HOUSTON – (Realty News Report) – An Ismaili Muslim center is being planned for a prime 11-acre tract– once the site of Houston’s first Sears store – just west of downtown Houston near Buffalo Bayou.
The Ismaili Center in Houston will serve the city’s approximately 40,000 Ismaili Muslims and is expected to include a Jamatkhana, or prayer hall, educational spaces, a social hall, and several multi-purpose meeting and conference spaces.
The site, which slopes down from West Dallas Street toward the bayou, is at the southeast corner of Allen Parkway and Montrose Boulevard.
The land was once the site of Houston’s first Sears store, opening in 1929. After flood waters from Buffalo Bayou inundated the store in 1935, Sears relocated to its South Main Street store in Midtown.The Allen Parkway property became a landmark art deco industrial property known as the Robinson Warehouse.
In 2006, the property was purchased by the Aga Khan Foundation. Then the Robinson Warehouse was demolished, clearing the way for Ismaili Center.
Although it will be several years before the center is complete, the architectureteam was recently selected following a international design competition.
“We are excited to be working with architects of world stature and experience to design this unique project. It will embody both Houston’s and the Ismaili community’s pluralistic vision,” said Barkat Fazal, President of the Ismaili Council for the USA.
DLR Group/Westlake Reed Leskosky will collaborate with London-based design architect Farshid Moussavi on the project. Moussavi also works as an architecture professor at Harvard University. Landscape architect Nelson Byrd Woltz will work on the project, which will have courtyards and open spaces that could be impacted in times of extreme bayou flooding.
The new Ismaili Center will be the seventh in a series of iconic cultural buildings His Highness the Aga Khan has commissioned over the past four decades in the United Kingdom, Canada, Portugal, United Arab Emirates, and Tajikistan. Once complete, the center will serve as a national hub for the social, cultural, and intellectual activities of the Ismaili Muslim Community.

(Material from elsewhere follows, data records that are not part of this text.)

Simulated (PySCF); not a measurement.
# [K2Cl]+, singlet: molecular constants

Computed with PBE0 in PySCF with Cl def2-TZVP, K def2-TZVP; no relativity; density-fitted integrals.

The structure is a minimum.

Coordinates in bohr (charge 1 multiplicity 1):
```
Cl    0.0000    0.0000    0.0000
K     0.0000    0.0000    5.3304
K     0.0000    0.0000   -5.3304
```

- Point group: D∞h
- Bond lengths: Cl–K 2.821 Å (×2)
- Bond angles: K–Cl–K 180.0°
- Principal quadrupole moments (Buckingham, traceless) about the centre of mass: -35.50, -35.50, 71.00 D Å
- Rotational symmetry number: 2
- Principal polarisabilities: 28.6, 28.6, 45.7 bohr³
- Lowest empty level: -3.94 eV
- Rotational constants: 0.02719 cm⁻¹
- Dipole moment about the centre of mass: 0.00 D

“We are very honored to partner with the Ismaili community to bring this historic building to life,” said DLR Group|WRL Senior Principal Paul Westlake, who leads the firm’s Cultural+Performing Arts Studio. “Houston is home to one of the largest Ismaili Muslim populations in North America, and the new center will serve as a place where community members can learn, pray, and engage in fellowship. Our team is privileged to have been chosen for a project that will have such a lasting impact on the local community and beyond.”